Libyan protesters demanding greater representation gather around burnt ballot boxes and electoral material outside a polling station in the eastern city of Benghazi on July 7, 2012.
Acts of sabotage have prevented more than 100 polling stations from opening in eastern Libya, while hundreds of protesters burned ballots in the country’s first post-Gaddafi election.
"Some of the polling stations were not opened. Because of security reasons, logistical materials haven't reached them," the electoral commission's chairman Nuri al-Abbar said on Saturday.
"Ninety-four percent of polling stations opened," he added.
In the eastern city of Benghazi, Gunfire was heard after around 200 protesters filled the city’s major square to demand greater representation for their region.
Armed men also attacked a polling station at Tulay Tala School in southwest Benghazi, destroying the ballot boxes and firing into the air before fleeing.
Libyans historic election on Saturday is the first democratic vote following four decades of rule under slain dictator Muammar Gaddafi.
The nation’s electoral law allocates 60 seats to the east and 102 to the west, while the remaining 38 seats will go to the rest of the country.
However, Libya’s easterners complain of being neglected by the interim leadership in the capital Tripoli and say their oil-rich region should have greater autonomy and more access to financial resources.

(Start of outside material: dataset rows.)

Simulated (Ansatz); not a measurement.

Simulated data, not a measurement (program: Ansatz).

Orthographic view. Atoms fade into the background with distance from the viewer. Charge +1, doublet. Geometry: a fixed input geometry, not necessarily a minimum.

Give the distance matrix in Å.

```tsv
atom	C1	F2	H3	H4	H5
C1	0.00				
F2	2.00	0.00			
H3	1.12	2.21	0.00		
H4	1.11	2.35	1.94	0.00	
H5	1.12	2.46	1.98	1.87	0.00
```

An election worker was killed after gunmen targeted a helicopter carrying ballots south of the eastern city of Benghazi on Friday, according to the Libyan army.
On Thursday, the main storage center for election materials in the eastern town of Ajdabiya caught fire with officials suspecting that the incident was an arson attack.
Libyans will elect a 200-seat National Assembly, from among over 2,500 independent candidates and more than 140 political entities.
The elected assembly will then appoint a new prime minister and help draft the new constitution.